The question to be decided was whether the Freetown officers were, in the circumstances, "engaged in the performance of [their] dut[ies] at the time of" the scuffle, which preceded any arrest. McCrohan's requested instruction would have improperly removed that question from the jury, transforming a factual issue into an erroneous conclusive legal determination on this record. The judge accurately charged as to the elements of assault and battery and the Commonwealth's burden to convince the jury beyond a reasonable doubt that the Freetown officers were, at the moment of the tumult, engaged in the performance of their duties pursuant to the provisions of the mutual aid agreement. The instructions correctly left the essential factual questions underlying proof of the elements of the offense charged for the jury to resolve.
McCrohan's other challenges to the judge's charge lack merit for the reasons set forth in the brief of the Commonwealth.

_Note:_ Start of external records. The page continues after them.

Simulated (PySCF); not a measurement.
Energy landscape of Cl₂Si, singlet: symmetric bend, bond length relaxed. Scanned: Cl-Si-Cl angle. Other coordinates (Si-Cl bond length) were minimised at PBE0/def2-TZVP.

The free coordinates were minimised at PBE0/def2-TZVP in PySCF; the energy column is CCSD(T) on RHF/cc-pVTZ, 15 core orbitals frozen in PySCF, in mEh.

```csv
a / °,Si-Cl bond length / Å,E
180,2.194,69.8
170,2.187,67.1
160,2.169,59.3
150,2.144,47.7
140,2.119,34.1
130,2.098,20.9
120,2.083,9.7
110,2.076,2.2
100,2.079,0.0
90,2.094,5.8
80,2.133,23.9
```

[Note 1] At the time of the complaint, G. L. c. 265, Section 13D, as amended through St. 1988, c. 285, provided, in pertinent part: "Whoever commits an assault and battery upon a police officer [or any of twenty-two other specified public officials] . . . when such person is engaged in the performance of his duty at the time of such assault and battery . . . shall be punished by imprisonment for not less than ninety days nor more than two and one-half years in a house of correction or by a fine of not less than five hundred nor more than five thousand dollars." In 1990, the statute was broadened to apply to "an assault and battery upon any public employee when such person is engaged in the performance of his duties at the time of such assault and battery." St. 1990, c. 498.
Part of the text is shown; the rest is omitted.